On May 18, 2009, at 11:55 AM, Peter Keane wrote:
<snip> Of the choices Nikunj offered in his post, I prefer #3:3. Use an extension element in app:collection to identify CMIS requirementsIt seems that a server implementation might very well want to offer different collections for different functionality. In fact, what constitutes a workspace and what constitutes a collection are left wide open in the spec. They both offer an organizing mechanism that I find preferable to custom attributes on app:accept or messing w/ MIME type parameters (I do prefer new attribute on app:accept than MIME type param). I just noticed: The Atom Multipart ID(http://code.google.com/p/atompub-mulitpart-spec/source/browse/trunk/draft-gregorio-atompub-multipart-04.txt )does propose an extension attribute on app:accept. Not sure if that's an indication that it's a good way to do things or a sign that we ought to be careful of proliferation :-). --peter
An extension element does indeed offer clients a way to discover server's behavior/expectations. However, a rudimentary AtomPub client can't do anything with the extension elements since it does not understand them.

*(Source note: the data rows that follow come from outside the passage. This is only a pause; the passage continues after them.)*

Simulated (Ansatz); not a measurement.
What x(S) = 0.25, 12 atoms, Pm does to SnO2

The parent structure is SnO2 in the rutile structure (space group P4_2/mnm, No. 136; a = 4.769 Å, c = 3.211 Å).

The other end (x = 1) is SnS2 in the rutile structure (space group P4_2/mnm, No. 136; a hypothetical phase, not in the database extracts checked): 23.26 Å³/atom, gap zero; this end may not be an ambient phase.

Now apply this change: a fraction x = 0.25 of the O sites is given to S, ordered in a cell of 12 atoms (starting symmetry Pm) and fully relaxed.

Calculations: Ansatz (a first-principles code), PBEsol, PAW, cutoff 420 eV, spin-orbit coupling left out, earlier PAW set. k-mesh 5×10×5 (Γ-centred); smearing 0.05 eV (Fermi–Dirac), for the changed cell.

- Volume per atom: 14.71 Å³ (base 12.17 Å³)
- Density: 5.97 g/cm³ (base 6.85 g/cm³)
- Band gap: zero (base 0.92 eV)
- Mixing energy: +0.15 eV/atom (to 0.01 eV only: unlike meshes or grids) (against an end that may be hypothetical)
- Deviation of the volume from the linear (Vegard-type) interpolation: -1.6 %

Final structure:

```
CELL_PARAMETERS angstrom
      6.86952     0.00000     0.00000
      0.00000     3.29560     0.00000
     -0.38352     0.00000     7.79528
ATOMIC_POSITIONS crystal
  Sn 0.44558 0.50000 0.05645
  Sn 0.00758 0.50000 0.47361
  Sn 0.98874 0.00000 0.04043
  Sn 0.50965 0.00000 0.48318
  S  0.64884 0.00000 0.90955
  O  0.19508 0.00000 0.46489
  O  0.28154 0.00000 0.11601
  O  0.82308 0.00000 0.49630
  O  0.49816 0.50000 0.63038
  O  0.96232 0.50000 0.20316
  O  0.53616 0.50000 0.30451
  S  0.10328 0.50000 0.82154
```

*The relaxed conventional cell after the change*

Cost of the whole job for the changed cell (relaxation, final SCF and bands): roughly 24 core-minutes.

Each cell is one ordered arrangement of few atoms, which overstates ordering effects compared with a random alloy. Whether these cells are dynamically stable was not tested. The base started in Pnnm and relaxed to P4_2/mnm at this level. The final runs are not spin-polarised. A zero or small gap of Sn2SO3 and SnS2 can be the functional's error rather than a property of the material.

From the discussion so far, it seems we are looking at two different but related problems:
1. How does the server advertise its alternative behavior, which does not preclude standard Atom behavior?
2. How does the server preclude certain standard expectations?1 is clearly non-mandatory and hence extension elements/attributes make sense depending on complexity of the additional information.
2 can be considered mandatory and hence some kind of must-understand mechanism is required. ASAICT, the app:accept's content is the only must-understand mechanism. Realize that 2 is there for a server to forewarn clients that they may be unable to post unless they can prepare content in a certain way. It feels like a new Media type parameter might do the job better than anything else.